I'm looking for opinions on what you would expect the equity distribution to be in this scenario:
Person #1: Came up with the idea, left his job 1 year ago & went unpaid for 6 months, filed patent. Raised $1M in angel investments before hiring anyone (investors own 1/3 of company). Non-technical, sales-oriented, has good industry connections which will be important in this business. Spokesman for the company.
Person #2: CTO & principal software developer, excellent domain knowledge. Comes highly recommended. Responsible for hiring new developers, visiting clients. Was brought in 3 months ago, created proof-of-concept prototype. Hired with a salary which is somewhat under market (say 25-50k under). Invested cash in the company (say 10-30k). Will be major contributor to coding on version 1.0.

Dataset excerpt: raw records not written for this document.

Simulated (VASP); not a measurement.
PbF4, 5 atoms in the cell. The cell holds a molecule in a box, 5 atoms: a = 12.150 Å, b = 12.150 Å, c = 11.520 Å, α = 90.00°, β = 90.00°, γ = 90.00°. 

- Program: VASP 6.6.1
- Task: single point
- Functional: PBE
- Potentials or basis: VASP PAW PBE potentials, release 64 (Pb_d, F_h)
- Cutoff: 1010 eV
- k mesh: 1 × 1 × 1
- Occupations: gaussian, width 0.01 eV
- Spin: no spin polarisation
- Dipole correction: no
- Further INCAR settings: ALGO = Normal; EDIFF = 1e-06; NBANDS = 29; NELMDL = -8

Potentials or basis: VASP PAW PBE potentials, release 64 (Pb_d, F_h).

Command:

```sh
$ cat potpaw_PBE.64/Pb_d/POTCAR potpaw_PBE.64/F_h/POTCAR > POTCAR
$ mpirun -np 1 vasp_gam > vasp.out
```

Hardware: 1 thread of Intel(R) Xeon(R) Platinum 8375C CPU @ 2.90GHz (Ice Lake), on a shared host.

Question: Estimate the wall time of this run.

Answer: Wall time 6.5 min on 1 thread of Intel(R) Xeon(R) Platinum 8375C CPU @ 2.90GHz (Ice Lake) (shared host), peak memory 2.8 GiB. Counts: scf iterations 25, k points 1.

Person #3: Principal developer, good domain knowledge, also highly recommended. Worked on trial contract basis for 2 months, just recently hired full-time. Hired with a salary which is somewhat under market (say 20-30k under). Will be major contributor to coding on version 1.0.
It's likely that there will be a few (2-3?) more technical hires in the first year to help create version 1.0 and launch the product. Based on angel investment & equity stake, company value is estimated at $3-4M.
All opinions welcome, I am interested in hearing honest, unbiased opinions. Everyone involved has expressed an interest in doing what is fair.
First and foremost, I'd recommend going through this: Forming a new software startup, how do I allocate ownership fairly? It's a complicated matter. For example, Person #1 should get some compensation for the unpaid work (assuming he was working and not chillin' on the beach). However, consider giving him debt, not equity to balance that out.
Person #2 put in some cash where person #1 did not. Although you could consider the commission he did not take for finding the angel investors (assuming he did not engage someone who did take a commission for that work). Also, consider giving him debt to bring his salary (though some would be unpaid) up to fair value.
In general, I would consider #1 the founder. I would consider #2, #3 and the other 2-3 mentioned as the next layer (referring to the above link).
If the developers are getting paid, they aren't sharing the risk of the business as heavily as the founder is (person #1). Therefor they shouldn't receive as high of an equity stake. For my company, the two founders split around 50% of the company, investors hold around 40%, and our developers hold the rest. 4-5% equity is pretty standard compensation for software development. Keeps your programmers happy and motivated, because they know if they develop big money software, they will be rewarded in the end game.
If they complain, I just remind them that at a non-startup company, they might make a little more in salary, but they don't share at all in the success of their intellectual property.
Work hard to keep your programmers happy though. There are cheaper ways than equity to do this. Soda, and a good working environment are pretty inexpensive in the long run.